27th May 2019
Our Porthcothan properties are within easy reach of seven stunning beaches linked by breathtaking cliff paths and coastal scenery. Plus, you’re just a short hop from Padstow and Rock if you fancy fuelling up in some of Cornwall’s most stylish foodie hotspots after a day at the beach.
There’s nowhere better to start your sandy-soled adventures than at the closest beach to the property – Porthcothan. Hunker in the dunes for a picnic or follow the cliff-flanked sands to the emerald horseshoe pool. This pristine beach is usually crowd-free and a haven for swimmers and bodyboarders, but its starring role as Nampara Cove in BBC’s Poldark series has – understandably – put its beauty in the spotlight. However, if you take a low-tide wander to the southern end the beach you’ll find a secluded, smuggler’s cove, and nudge your way even further around the headland to reach a huddle of islets that make a dreamy spot for snorkelling.
Dune-backed sands, rolling waves, easy access and plenty of nooks and crannies for splashing and paddling, make Treyarnon a popular family beach. Seek out the tidal pool hidden in the mussel-clad rocks, where you can make a splash and have a swim, and flop out on the rocks like a seal to warm-up. Then pitch your windbreak and light the barbecue, have a picnic on the cliffs, or bag a bench at Treyarnon YHA for an ice-cold beer teamed with sea views and live music sessions (throughout summer).

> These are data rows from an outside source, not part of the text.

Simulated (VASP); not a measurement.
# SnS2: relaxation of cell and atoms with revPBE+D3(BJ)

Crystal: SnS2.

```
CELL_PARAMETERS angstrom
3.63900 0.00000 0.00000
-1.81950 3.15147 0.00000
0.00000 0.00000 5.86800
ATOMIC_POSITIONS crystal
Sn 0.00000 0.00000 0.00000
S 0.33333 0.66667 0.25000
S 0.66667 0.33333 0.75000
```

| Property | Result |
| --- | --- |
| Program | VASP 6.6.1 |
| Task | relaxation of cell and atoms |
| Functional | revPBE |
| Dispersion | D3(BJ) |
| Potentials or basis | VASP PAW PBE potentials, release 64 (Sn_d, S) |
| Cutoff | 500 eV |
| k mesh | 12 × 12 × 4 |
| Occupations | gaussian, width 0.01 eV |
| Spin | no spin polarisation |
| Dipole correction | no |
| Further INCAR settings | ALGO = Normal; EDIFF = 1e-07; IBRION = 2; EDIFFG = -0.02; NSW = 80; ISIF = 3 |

Take a barefoot walk along the wild, surf-lashed sands of Constantine Bay, where you can roll down giant sand dunes and hunt for shells and sea glass along the shoreline. One of Cornwall finest surfing beaches, there’s a reef break for expert surfers, as well as sandy-bottomed peaks along the beach. Grab your boards, buckets and fishing nets for a day of wave-riding and rock-pooling, then make camp in the shelter of the dunes for a barbecue as the sun sets.
Just around the rocky spit from Constantine awaits the rugged little gem of Booby’s Bay. At high tide there is little to see but rocky, wave-smashed ledges, but wait for the tide to drop and discover a magical beach smattered with rock pools and sandy nooks, where you can bask and watch expert surfers take on the waves, and scour the shore for crabs and cowry shells.
Push on along the South West Coast Path from Booby’s Bay to Trevose Head, looking for dolphins, seals and seabirds as you wander along the wild, scrub-topped headland to the lighthouse.
Far from the busy beachside car parks and café-backed sands of Cornwall’s more popular beaches, the secluded Mother Ivey’s Bay is a sublime sandy cove where you can leave the crowds behind and lap up the tranquil beach vibe. Sheltered by the Merope Rocks and framed by stunning coastal views, it’s the perfect place for wild swimming and sun bathing in the pillows of sand. According to legend, the bay takes it name from a white witch who cursed a local family – however, it’s difficult to believe that any evil curse was spun from this beach paradise.
A mecca for serious surfers looking to escape the heavy Atlantic swells in winter, come summer Harlyn serves up gentle waves that lure beginners into the crescent-shaped, sandy bay. As well as surf schools and hire on the beach, you can also have a go at stand-up paddleboarding. Get your balance with a SUP lesson, then head out to explore the bay and rocky headlands. You don’t have to hit the ocean to make the most of Harlyn; simply stroll along the spacious sands (dogs welcome year-round) and follow the coast path past the remains of an Iron Age cemetery, towards the lighthouse at Trevose Head.
Between Harlyn and Padstow you’ll find the Blue Flag beauty of Trevone Bay, a gently shelving beach surrounded by cliffs and little alcoves where you can hideaway and soak up the scenery. If you’ve got a bit of surfing know-how, head out for wave; if not take a ramble and see what you can find in the extraordinary rock pools hidden to the west of the beach. Also, make sure you take a stroll along the cliff tops with your camera, and see if you can catch a snap of the spray from the 80-foot blowhole formed by a collapsed sea cave.